KARACHI: The Federal Board of Revenue’s (FBR) Directorate General of Customs Valuation has revised the customs values applied to imports of empty tin cans, following a review process triggered by industry appeals.
Why the Revision Was Initiated
The new rates were notified through Valuation Ruling 2022/2025, replacing the earlier Ruling 1962/2025. The development came after M/s. Fine Daily (Pvt) Ltd., a local importer, challenged the earlier determination under Section 25D of the Customs Act, 1969.
On review, the Director General of Customs Valuation found merit in the request and sent the case back for fresh examination, directing that all stakeholders be given an opportunity to present evidence.
Stakeholders Present Conflicting Views
Fine Daily argued that its imported consignments reflected higher actual values, presenting invoices and supporting documentation. The company also positioned itself as a major player in the market. However, official data later showed that its share of total imports was only around 2.8%, undercutting its claim of market dominance.
Other businesses in the sector painted a different picture, highlighting the squeeze caused by the strong U.S. dollar, inflation, and shrinking demand. They urged the Directorate to align valuations with prevailing global raw material prices, which they argued would better reflect current market realities.

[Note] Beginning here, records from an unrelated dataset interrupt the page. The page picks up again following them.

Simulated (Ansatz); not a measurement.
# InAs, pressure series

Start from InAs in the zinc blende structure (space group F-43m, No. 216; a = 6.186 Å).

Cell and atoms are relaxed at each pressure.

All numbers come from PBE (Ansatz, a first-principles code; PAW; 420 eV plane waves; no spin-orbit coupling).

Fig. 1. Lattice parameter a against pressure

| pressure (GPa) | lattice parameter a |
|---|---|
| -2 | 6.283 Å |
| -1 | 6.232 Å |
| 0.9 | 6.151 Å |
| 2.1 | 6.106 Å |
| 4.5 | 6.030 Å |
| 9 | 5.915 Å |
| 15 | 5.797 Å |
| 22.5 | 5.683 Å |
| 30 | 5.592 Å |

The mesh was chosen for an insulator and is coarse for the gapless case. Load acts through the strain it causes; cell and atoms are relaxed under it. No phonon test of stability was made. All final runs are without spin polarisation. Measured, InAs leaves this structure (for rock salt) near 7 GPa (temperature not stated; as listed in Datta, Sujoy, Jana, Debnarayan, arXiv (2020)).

How the Reassessment Was Carried Out
Officials say the valuation process considered several factors beyond the submissions of individual companies. These included:
- International raw material price trends
- Costs added through local processing and manufacturing
- Market intelligence and survey data
The Directorate emphasized that the reassessment was based on verifiable evidence and conducted in line with Section 25 of the Customs Act, ensuring transparency and objectivity.
The Outcome
After reviewing trade data—including Fine Daily’s four consignments imported under the Export Facilitation Scheme in May 2025—the Directorate concluded that the company’s declared values (ranging from US$2.04/kg to US$2.72/kg) did not provide a reliable benchmark for the wider industry.
Instead, customs officials used a combination of domestic and international pricing data, adjusted for value addition, to finalize the revised customs values now in effect.
Why This Matters
Tin cans, though a seemingly niche import, are an essential input for Pakistan’s packaging and food processing sectors. Accurate customs valuation plays a key role in preventing under-invoicing, ensuring fair competition, and maintaining government revenue streams.
The new ruling also reflects the growing emphasis on evidence-based valuation methods, as the FBR seeks to balance government revenue needs with the cost pressures faced by import-dependent industries.